Getting a new evaluation model in place is a state requirement and Petersburg has chosen one called Teacher Effectiveness Framework. At the meeting, Superintendent Erica Kludt-Painter gave a short presentation on the model which is supposed to help teachers improve. She says the district has been talking about the change for the past three years, ever since the state adopted new standards.
The new model has tenured teachers going through a formal evaluation process with their principals.
“The idea is supposed to be that teachers are working to improve their own practice too so it’s not just about somebody watching them,” Kludt-Painter said. “It’s about them setting goals for about where they want to go and how they want to get there and then how are they showing that they’re making the progress for themselves because ultimately that should be the goal.”
Much of Kludt-Painter’s summer work has been going over the new evaluation process. The system has a professional development library on-line that has videos of teachers modeling best practices.
Kludt-Painter said her biggest concern is the time it will take staff.
“It is going to be a ton of work,” she said. “I’m concerned about the time that it’s going to take for teachers and for principals who are doing the work.”
Kludt-Painter said they will start slowly with parts of the process instead of jumping into something that is unmanageable.
Also at the school board meeting, the board approved a capitol projects improvement list that the district’s Maintenance Director, Dan Tate compiled for fiscal year 2017. The state requires a 6-year plan to be in place. The top items include a boiler replacement for the middle school. Tate saif the work has already been done.

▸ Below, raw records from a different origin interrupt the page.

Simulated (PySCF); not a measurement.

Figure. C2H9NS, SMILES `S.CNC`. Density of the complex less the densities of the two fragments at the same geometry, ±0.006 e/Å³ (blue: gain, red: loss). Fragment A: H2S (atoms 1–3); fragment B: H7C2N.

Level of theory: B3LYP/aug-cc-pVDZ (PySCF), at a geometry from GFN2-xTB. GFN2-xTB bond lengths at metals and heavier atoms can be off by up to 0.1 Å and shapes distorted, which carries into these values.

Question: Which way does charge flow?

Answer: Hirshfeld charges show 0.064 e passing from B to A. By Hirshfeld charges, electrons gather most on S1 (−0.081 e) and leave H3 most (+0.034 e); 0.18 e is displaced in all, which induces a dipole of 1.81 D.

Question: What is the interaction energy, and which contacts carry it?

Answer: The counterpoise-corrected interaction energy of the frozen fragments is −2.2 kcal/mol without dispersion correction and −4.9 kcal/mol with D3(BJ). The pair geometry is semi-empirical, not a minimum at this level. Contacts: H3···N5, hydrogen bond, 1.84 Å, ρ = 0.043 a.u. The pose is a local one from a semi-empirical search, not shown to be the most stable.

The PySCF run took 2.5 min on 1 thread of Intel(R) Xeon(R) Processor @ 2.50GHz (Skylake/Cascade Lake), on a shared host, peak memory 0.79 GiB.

“This is where we put in a boiler in March in the middle school,” Tate said. “Cost assessment is $75,592. We’re asking the state to reimburse us for it.”
Tate said the state often looks favorably on reimbursing school districts for projects like this. The district’s second maintenance priority is the food service renovation at the elementary school.
“This is driven by code deficiencies in the building so there’s a definite need for it,” Tate said.
The third priority is an underground fuel tank that the middle and high schools share.
“Essentially, I would consider this to be the one Achilles heel in our whole physical plant,” Tate said. “We have a single walled fuel tank buried in the ground. It’s been in operation since the 1980s. We have evidence that the corrosion protection system on it is in the stages of failing.”
Tate said he doesn’t think the fuel tank will start to leak anytime soon but he is encouraging the district to look for funding to replace it and then go after reimbursement from the state.
Also at the meeting, board members approved 17 policy updates that will bring the district into compliance with the state. Most of the changes were minor edits to language in the policies and don’t change the content but a few are new policies such as one for service animals and one for memorials.
During a KFSK call-in show earlier in the day, board member Sarah Holmgrain explained.
“We don’t have that situation right now but it’s better to have a policy in place before you have the need arise and then go, ‘What parameters do we want to be dealing with?’,” Holmgrain said.
The school board also passed a proposal to give old books from the elementary school library no longer needed by the district to the Friends of the Library used book sale.
The first day of school for Petersburg is August 31. Teachers are back in the classroom August 25.